He's Asking How Many Men I've Slept With
Ask Demetria: If your fiancé wants to know your "number," he's probably asking for something else.
(The Root) --
"I know you don't believe in discussing how many sexual partners you've had with someone you are dating, but what about if you are about to get married? Is that something that should be known -- or, if your partner wants to know, should you discuss it?" --S.V.
I'm not a fan of disclosing your number under any circumstances, and though it's a popular question, I can't believe that anyone over the age of 18 still asks anyone how many people he or she has slept with.
In the same way that many women assume that a man must be a "good catch" if he has a degree and earns six figures, or in the way that many men assume that a woman is "wife material" if she can throw down in the kitchen and fixes his plate, many people -- more so men -- also assume that a person's "number" is indicative of his or her morals, values and worth as a partner. And it's just not accurate.
The answer to "How many people have you slept with?" doesn't really give you any useful information. The answer from a 40-year-old woman could be three. That's harmless enough, but it doesn't tell you if the men were all serious relationships, if any of them were married or if all three encounters occurred in some wild ménage à trois (plus one) the week before, and one of the participants was the would-be best man at the upcoming wedding.
For a woman, there is no right answer, and any answer is likely to be used against her, which is why I suggest you don't answer. No matter how tame her past may be in comparison with that of the man asking, she's likely to be looked down upon in some way -- even if she's a virgin. It's slut-shaming at its finest.
It's no secret that our culture holds men to a different and more liberal sexual standard than women, or that many men take advantage of that double standard. If a guy is answering the question, no matter how high the number, it's usually dismissed with a shrug under the guise of "Well, boys will be boys."
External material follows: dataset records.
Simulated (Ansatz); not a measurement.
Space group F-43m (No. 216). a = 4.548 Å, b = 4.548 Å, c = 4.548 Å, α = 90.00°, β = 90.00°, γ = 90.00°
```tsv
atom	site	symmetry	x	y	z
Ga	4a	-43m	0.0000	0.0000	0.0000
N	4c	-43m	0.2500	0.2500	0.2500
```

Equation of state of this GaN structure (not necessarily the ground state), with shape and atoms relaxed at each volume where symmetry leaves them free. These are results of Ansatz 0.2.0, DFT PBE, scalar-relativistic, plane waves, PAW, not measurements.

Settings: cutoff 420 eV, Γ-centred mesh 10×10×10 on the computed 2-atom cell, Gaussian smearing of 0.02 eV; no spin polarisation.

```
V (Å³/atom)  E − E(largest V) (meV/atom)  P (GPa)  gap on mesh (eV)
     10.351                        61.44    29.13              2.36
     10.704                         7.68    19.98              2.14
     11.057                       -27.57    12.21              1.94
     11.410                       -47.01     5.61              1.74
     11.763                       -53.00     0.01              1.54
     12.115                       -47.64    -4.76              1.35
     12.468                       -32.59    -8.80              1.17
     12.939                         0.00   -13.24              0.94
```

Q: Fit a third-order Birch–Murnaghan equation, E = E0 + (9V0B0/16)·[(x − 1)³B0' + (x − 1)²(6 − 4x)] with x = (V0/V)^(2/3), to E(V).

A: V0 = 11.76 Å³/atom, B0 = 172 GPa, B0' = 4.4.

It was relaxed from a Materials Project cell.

A few months ago, I participated in a roundtable discussion for Essence magazine's February 2012 issue with the leading relationship bloggers, including The Root contributor Damon Young of Very Smart Brothas, Anslem Samuel from Naked With Socks On, Jozen Cummings of Until I Get Married and Charli Penn-Watkins from Man Wife and Dog. Cummings actually applauded women for being more mature for not caring as much about numbers. I had to inform him, "That's not a sign of maturity. It's an understanding that if women were to start rating men the way they rated us based on how many partners they've had, there may not be very many men to date."